Alison Berkley Margo: The Princess’ Palate
The Aspen Times
Aspen, CO, Colorado
Hey, Aspen. Don’t be jealous. While y’all were enjoying your little powdery Christmas, I was at Buck Hill in Burnsville, Minn., testing my limits snow tubing.
When we woke up on Christmas morning, it was, like, 6 degrees out.
“We’re not going tubing in 6 degrees,” I said, thinking that was quite rational.
You should have heard the chorus of moans and groans, seen the eyeball rolling and hand flapping that went on as my entire family of in-laws ganged up on me with silent gesturing.
“Oh, just bundle up. You’ll be fine,” my mother-in-law said.
“It’s 6 degrees, and the sun is out,” my father-in-law said. “Warm enough to sunbathe for us Minnesotans!”
“But even having your cheeks exposed at that temperature, why, you are at risk of getting frostbite!” I said.
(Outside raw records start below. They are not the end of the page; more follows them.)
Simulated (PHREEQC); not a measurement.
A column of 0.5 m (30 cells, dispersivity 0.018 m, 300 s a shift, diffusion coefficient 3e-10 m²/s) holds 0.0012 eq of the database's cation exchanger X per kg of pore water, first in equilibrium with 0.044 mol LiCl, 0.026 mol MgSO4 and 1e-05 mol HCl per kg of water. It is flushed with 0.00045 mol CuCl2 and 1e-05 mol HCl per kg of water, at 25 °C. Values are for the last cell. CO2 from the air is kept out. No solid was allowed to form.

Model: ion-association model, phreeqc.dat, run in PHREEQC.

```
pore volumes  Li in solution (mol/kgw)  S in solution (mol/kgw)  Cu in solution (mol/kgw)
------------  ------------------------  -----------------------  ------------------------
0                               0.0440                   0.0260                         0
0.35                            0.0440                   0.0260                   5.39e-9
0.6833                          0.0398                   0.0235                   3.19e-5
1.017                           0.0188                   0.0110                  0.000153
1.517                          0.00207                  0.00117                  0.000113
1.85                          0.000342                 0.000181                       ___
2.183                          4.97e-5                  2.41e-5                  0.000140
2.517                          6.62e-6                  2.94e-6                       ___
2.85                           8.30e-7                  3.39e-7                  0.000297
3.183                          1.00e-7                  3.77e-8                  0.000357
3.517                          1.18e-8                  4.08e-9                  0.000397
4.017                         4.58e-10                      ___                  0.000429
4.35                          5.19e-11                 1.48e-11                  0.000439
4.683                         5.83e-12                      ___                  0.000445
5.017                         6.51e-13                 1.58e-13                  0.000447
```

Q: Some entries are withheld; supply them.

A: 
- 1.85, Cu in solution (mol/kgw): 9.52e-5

I had decided, at least in my mind, that we would spend the day in a cozy movie theater watching “Les Miserables” with a big bucket of hot, buttery popcorn. It would be a lazy, quiet day of lounging inside.
But no.
It didn’t take long before I realized I was fighting a losing battle, not wanting to be outside in subzero weather. The first thing I did was put on every layer I could find that would still allow me to zip up my coat and button the waist of my mother-in-law’s snow pants. Then I asked Ryan’s dad to fill up his flask with something that would burn when it went down my throat.
Buck Hill is a ski area just south of Minneapolis in Burnsville, the suburb where Ryan’s brother Aaron lives. It has a vertical rise of almost 300 feet, offers night skiing and is right off the 35W freeway.
I was thinking this was going to be a fun little thing, like going to the playground and swinging on the swings or climbing the jungle gym or shooing down the slide.
We got our lift tickets, the old-school kind that are like giant stickers that fold over wire hangers you put through your zipper. There was a covered conveyor belt that took us up the hill, so it wasn’t that cold. The tubes were just these inflated rubber-tire things with two little handles on them. There were eight lanes across, and you had to wait for the attendants to signal you to go.
Before I could even get situated in my tube, someone yelled, “Ready, go!” I was like a turtle on its back, my legs flailing wildly about because they didn’t reach the ground, so I couldn’t propel myself forward.
“Need a push?” a voice behind me asked.
“No, I’m just … ”
Before I had a chance to get my bearings, a large foot literally shoved me off the ledge and into the abyss, where I went careening down what I suddenly realized was a steep chute made of solid ice. The tube started to spin, so I was completely disoriented as gravity pulled me ever forward at increasing speed, and all I could see were the icy walls of my lane just threatening to amputate one of my exposed limbs.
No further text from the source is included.